Now that they are older we go out to dinner each friday night and always go someone where on saturday. Now keep in mind my kids are 19 now and 24.
Maybe you need to take Lil O and Mady out of your room.
That there can lend some more spark, just hugging, snuggle, touching. I know your all about the family bed, But mom and dad need some private time, ducking now for fear you might throw something at me just a suggestion,maybe you can talk Hannah into baby sitting even if it means paying her a little cash .....
Date night...It's what helps us get out of the normal routine and rut of work, parenting and fatigue. Plus just the excitement of spending time together out heats things up until the day comes.
Heather Nicole said…
So I will just reiterate what everybody else said...I know we only have one child but I felt like we were newly weds again after our first date without Isabel. I can't even remember where we went, but when we came home we were love birds again. Also, getting away from Isabel makes me that much more excited to see her and attentive to her when I am with her.
I of course know nothing about your "snuggle" time with your hubby, but I was actually wondering how the family bed played into that. Not saying I want you to answer that question at all, but I said all that to say I sort of agree with "Mary". I believe your spouse should take priority over your kids. That may sound horrible, but you and your spouse are "one". It is often difficult to actually follow through with that. Hope your days get better!
Supermom said…
I wanted to add, since it's been brought up, that the family bed has nothing to do with "snuggle" time with Superdad. I think I can speak for the both of us on this one. We both treasure every moment the kids are in our bed.

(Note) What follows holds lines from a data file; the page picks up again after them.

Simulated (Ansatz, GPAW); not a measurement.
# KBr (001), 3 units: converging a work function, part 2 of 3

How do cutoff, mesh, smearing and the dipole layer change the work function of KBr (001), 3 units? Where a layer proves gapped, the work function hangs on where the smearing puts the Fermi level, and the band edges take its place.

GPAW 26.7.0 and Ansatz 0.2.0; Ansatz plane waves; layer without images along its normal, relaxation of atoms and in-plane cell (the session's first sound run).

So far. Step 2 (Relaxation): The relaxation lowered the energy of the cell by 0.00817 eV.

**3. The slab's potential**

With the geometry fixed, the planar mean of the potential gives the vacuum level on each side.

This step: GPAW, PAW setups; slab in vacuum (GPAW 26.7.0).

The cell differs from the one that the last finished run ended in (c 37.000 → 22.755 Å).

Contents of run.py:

Again, they are only small for a short time, why shouldn't we enjoy that time with them?

I guess for us it's that we use our time for different things. For him it could be reading or riding his bike. For me it could be the computer or tv.

We just need to reevaluate and start doing things together as a couple.

Thanks for all the great comments. Keep them coming.
Heather Nicole said…
Sorry SM I shouldnt have even gone that route. I meant that only if it interfered with alone time. Sorry.

We have been trying to find a hobby we enjoy together. We like doing the same stuff as far as dinner, movie, etc. He has golf, I have art, and for now we are happy to play Wii together occasionally ha ha. What a date!
Penelope Anne said…
LOL! after 2 divorces I can't really speak on this one! I could make you a list of what not to do -but it would start with DONT get married!!!! ROF!!! JK! I think the big thing is - is that people realize everything changes - so what works at one point may not work 2 years later - its important to re-evaluate - and you and SD are GREAT about communicating your TRUE feelings - and thats what will make it last! XO
Penelope Anne said…
I will say -and ya know my kids slept with me and hubbs (x2) the kids NEVER stopped us from doing anything - once mine were asleep it was on like donkey kong baby
!!!! hee hee!
Supermom said…
Heather ~ No no, it's okay!! I talk about sex all the time on this blog. Or the LACK of it! I just didn't want some moms to worry about that with a family bed. :)

I dream of a day with more sex...ahh...

Penelope ~ I'm with you. There are so many options for sex when the kids are in bed. ~sigh~
Heather Nicole said…
i am blushing ladies! maybe that could be a new way to spice up our "alone" time. wait until isabel is asleep in bed with us...ha ha.
Penelope Anne said…
seriously - its kinda like 'sneaking' and doing it - which adds an air of excitment and then the fact that you cant be loud shift it up to a whole 'nuther' level! LOL!!!